Show all filings for MORNINGSTAR, INC.



Regulation FD Disclosure

Item 7.01. Regulation FD Disclosure.

The following information is included in this Current Report on Form 8-K as a result of Morningstar, Inc.'s policy regarding public disclosure of corporate information. Answers to additional inquiries, if any, that comply with this policy are scheduled to become available on February 7, 2014.

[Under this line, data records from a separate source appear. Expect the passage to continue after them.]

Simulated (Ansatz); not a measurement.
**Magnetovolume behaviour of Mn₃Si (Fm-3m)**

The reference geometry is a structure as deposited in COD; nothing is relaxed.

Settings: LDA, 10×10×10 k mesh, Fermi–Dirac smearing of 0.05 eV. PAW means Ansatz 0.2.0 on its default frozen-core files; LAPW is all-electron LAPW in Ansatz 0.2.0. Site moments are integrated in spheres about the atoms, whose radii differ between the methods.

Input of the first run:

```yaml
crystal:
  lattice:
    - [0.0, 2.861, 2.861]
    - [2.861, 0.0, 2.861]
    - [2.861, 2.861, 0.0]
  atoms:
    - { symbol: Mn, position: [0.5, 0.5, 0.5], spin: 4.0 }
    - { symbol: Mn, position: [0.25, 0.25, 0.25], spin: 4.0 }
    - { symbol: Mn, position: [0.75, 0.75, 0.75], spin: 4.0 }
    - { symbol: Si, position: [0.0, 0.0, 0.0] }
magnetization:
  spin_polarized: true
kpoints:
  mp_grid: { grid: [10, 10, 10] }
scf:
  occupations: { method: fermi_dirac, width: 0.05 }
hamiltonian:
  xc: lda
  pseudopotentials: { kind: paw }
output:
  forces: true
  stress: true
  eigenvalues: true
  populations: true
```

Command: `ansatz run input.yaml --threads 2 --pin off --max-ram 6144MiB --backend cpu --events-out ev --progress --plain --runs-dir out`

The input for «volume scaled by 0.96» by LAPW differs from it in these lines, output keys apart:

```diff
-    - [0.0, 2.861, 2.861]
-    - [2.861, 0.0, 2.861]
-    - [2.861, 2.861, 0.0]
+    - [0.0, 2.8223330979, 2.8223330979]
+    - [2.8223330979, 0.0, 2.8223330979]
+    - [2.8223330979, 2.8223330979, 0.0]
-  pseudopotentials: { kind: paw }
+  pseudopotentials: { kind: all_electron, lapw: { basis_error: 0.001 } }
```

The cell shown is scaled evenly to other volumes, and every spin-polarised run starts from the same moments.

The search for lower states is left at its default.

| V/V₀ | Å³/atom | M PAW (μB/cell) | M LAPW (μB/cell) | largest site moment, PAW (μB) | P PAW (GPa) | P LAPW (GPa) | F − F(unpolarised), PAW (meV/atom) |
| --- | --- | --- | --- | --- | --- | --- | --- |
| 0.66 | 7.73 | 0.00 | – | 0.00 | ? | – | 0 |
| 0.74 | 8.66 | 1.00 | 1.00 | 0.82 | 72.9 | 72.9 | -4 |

Caution Concerning Forward-Looking Statements

This current report on Form 8-K contains forward-looking statements as that term is used in the Private Securities Litigation Reform Act of 1995. These statements are based on our current expectations about future events or future financial performance. Forward-looking statements by their nature address matters that are, to different degrees, uncertain, and often contain words such as "may," "could," "expect," "intend," "plan," "seek," "anticipate," "believe," "estimate," "predict," "potential," or "continue." These statements involve known and unknown risks and uncertainties that may cause the events we discuss not to occur or to differ significantly from what we expect. For us, these risks and uncertainties include, among others,

general industry conditions and competition, including current global financial uncertainty;

the impact of market volatility on revenue from asset-based fees;

damage to our reputation resulting from claims made about possible conflicts of interest;

liability for any losses that result from an actual or claimed breach of our fiduciary duties;

financial services industry consolidation;

a prolonged outage of our database and network facilities;

challenges faced by our non-U.S. operations;

the availability of free or low-cost investment information; and

liability and/or damage to our reputation as a result of some of our currently pending litigation.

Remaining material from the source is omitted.